OLAYINKA SAMSON AREMU is a Nigerian Poet and Spoken Word Artiste from Ado-odo, Ogun State. He is a Communications graduate from the National Open University Nigeria (NOUN). He started writing poetry in his Senior Secondary School days. Olayinka is presently one of Nigeria’s fastest rising poets and his insatiable love for the art has seen him grace many high profile platforms, winning several laurels, including the prestigious War of Words and Abuja Literary Society (ALS) Poetry Slam titles. In this interview, Olayinka discusses his views on poetry with Sam De Poet…
When and how did your poetry journey begin?
It all started in my first year in Senior Secondary School when I was chosen to represent my school in a performance poetry competition. Ever since then poetry has become my heartbeat.
What styles and what themes do you employ in your poetry?
I write in no particular style, albeit I rhyme mostly. I write more to right the wrongs of the society, to bring back the lost nature of mankind. These are some perilous times we live in, things happen every day and we have to use whatever arm we have in our arms to hack off the neck of those things destroying and decaying our moral values and peace.
What inspires your poems?
Anything. Life itself is poetry. Muse is everywhere; in you, in me, on the street, in the heart of the ocean, riding on the winds, in our places of worship, in schools, at work, at home, in the traffic, et al. Everything inspires me. But reading gets me in the mood.

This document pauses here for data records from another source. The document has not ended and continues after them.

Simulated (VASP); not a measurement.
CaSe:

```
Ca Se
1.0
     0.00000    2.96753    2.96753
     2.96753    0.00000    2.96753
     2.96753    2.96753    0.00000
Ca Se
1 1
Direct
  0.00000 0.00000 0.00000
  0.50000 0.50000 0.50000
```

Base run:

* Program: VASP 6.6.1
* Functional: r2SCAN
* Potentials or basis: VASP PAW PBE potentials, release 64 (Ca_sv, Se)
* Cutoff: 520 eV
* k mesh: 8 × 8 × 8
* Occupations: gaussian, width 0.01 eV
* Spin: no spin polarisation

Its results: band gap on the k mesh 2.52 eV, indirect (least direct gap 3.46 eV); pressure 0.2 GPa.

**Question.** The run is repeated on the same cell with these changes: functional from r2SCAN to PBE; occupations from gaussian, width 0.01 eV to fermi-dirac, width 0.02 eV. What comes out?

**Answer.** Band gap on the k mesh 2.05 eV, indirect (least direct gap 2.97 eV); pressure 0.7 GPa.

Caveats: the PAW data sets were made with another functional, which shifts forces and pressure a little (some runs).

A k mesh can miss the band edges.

Your poems are known to have a traditional feel. Where is this coming from?
My root. I came from a place where Yoruba norms and culture is grounded and rooted. I grew up among these people observing their norms and culture with keen interest and respect. Most times I write first in Yoruba language before translating it to English language. I have many poems that I’ve not been able to translate to English language yet, due to my level of understanding of the Whiteman’s language.
For you, is there such a thing as an ideal kind of poetry?
This question is a thought-provoking one.
I think there is but that it depends on the critic or reader because a poem that may seems good to me may be unrefined to another.
The levels at which we understand language and literature differ, hence I still take my poems to poets that are higher minded than I am for editing. The best thing is to keep writing and keep learning.
As a poet you’ve attained an enviable height. To what can you ascribe this success?
To my friends, to my family, especially, my mother and my foster parent, my mentors and foremost to Jehovah. Everyone contributed to what I am and are still contributing to what I am becoming.
You don’t just write poetry, you perform it too. Which came before the other, writing or performing?
Performance came to me almost as at the same time I began writing, but it was the page before the stage as it is common with most performance poets.
Talking about the rewards of writing, is it paying your bills?
It’s not paying yet, but it will soon. Sometimes I get compensated, sometimes I get nothing, but all the time I get satisfied. It is poetry; it is what I love to do. I am not a slothful fellow. I work and I’m into agriculture too.
Do you have role models? Writers who have greatly influence your poetry?
Yeah, sure. It’s a long list that includes Mutabaruka, Kofi Awoonor, D. O. Fagunwa, J.F. Odunjo, Alfred Edward Housman, William Shakespeare, William Wordsworth, Wole Soyinka, Andrew Marvel, Dike Chukwumerije, Efe Paul Azino, Soonest Nathaniel, Graciano Enwerem. There are just too many of them.
Nigerian poetry spreads wider and wider with each passing moment. What should the industry do to sustain this progression, and avoid retrogression?
We should keep doing the good work. Keep writing and keep performing. Anywhere we go, we should always take poetry with us. I can see we are almost there.
What do you intend achieving writing and performing poetry?
I want “the chemical reactions of my name to keep reacting in the minds of men when my mic would be off and I would be off the stage of this world”. By the time I would be out of this field I want my glory to stay. I want to be great.
At this point, we would like you to give a word of advice to upcoming poets who intend to be like you someday.
Like my mentors always say to me, keep reading. That’s the only way you can sharpen your mind and your writing. Read wide and write. Read more.
Performance needs practice. Build your confidence. Marcus Garvey said “If you have no confidence in self, you are twice defeated in the race of life. With confidence you have won even before you have started!” Go to open mics and poetry shows. Keep learning. Above all, read and keep reading.